15

Pants of Fire: Rule no 324 of Mommyhood: Some lies are OK!

Lies are an essential part of being a Mommy. No matter how hard you try or how much you tell yourself that you will be 100% truthful with your child, you end up lying. Not cold calculated lies but little white lies to make your life simpler. No matter how careful you are, you slip. Its one of the rules to mothehood. You lie and its OK!

Here is my list of blatant white lies I’ve knows to say without so much as a twitch in my face,

If you don’t finish your food, Peppa Pig will be so sad. Peppa Pig is a cartoon. Pegga Pig knows only what the cartoonist/animator wants her to know. Z can skip all the lunches in the world and Peppa will not know. She just won’t care.

When you sleep you grow bigger. I don’t know. I have no documented proof of this. But I do know that when he sleeps, my sanity is restored albeit briefly.

You are hurting me. Z can try all he wants but that little hands cannot hurt me. I am physically bigger and stronger but when he starts to raise his hands at me, I know I have to stem it before it spills over to his friends, and always a Z, you are hurting me does the trick. That is his freeze line. I can say that and he will drop what he does.

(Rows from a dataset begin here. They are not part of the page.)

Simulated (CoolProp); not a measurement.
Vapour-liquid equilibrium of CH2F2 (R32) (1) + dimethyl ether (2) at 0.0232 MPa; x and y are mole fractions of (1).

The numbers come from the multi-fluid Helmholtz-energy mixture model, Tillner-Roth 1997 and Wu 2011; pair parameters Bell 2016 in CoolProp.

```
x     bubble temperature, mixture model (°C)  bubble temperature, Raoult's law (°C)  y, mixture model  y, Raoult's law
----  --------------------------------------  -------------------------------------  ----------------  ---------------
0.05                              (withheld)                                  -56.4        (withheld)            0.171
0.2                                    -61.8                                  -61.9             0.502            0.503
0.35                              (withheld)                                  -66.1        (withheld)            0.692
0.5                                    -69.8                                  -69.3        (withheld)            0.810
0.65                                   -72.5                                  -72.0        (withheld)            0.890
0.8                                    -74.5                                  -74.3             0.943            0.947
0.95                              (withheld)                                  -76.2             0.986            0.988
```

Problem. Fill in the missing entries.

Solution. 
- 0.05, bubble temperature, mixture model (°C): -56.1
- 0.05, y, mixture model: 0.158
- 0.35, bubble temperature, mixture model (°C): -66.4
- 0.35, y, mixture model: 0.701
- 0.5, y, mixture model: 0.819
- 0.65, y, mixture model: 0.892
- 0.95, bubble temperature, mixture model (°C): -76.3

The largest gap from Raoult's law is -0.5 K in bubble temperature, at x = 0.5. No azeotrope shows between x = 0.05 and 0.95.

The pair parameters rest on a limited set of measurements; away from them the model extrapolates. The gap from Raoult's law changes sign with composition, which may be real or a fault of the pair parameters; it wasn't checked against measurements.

We are all out of TV. Z tends to get carried away watching TV. I give him limited TV time each day but he does everything in his powers to stretch the minutes. Simply switching off the TV might bring on a full on tantrum and so I have to discreetly change the channel first to a blank screen and then throw my hands in the air and dramatically exclaim, “I think we are all out of TV”. That he accepts.

Hmmmm..Yummy (accompanied by a pat on the tummy) Spinach puree as for that matter, veggie purees are NEVER yum. Never!

Daddy will be back in 5 minutes. Daddy never is. Daddy goes to work ahead of us on most mornings and so excusing Daddy for a quick 5 minute outing is the only way to prevent a full on tear explosion.

No! Cockroaches bite. Ok, I know I am being mean here but I hate those little creatures and he loves them. This way, I am hoping he wont bring one into the house.

and rounding up the list, something I heard quite often growing up but haven’t yet used on Z.

Salt makes you stupid. When I was little, I had great affinity for salt. Mr Salt shaker and I used to disappear under tables, under the bed, inside the closet, under covers etc where I used to feast on his saltiness. When my Mum found about this, she ruined my relationship by telling me about the kid who was very very smart when she was born but became increasingly stupid by the minute because she used to sneak off everywhere and eat salt. Needless to say, it put the brakes on our passionate relationship.

I don’t know how many so called ‘parenting rules’, I’ve broken as a result of these above mentioned lies but it sure does restore peace and harmony in my household.

10

The Hungry Beggar

 

imagination

Indian mothers never save their kid an after school snack, they save them after school meals. Growing up, I always had 4 meals. There was breakfast, which was most often gobbled in a hurry to attempt to catch the school bus, the school lunch which was spent in mindless gossip where more hands than mine dipped into my lunch box, the home lunch which was the after school meal my Mum would save me and then the big family dinner.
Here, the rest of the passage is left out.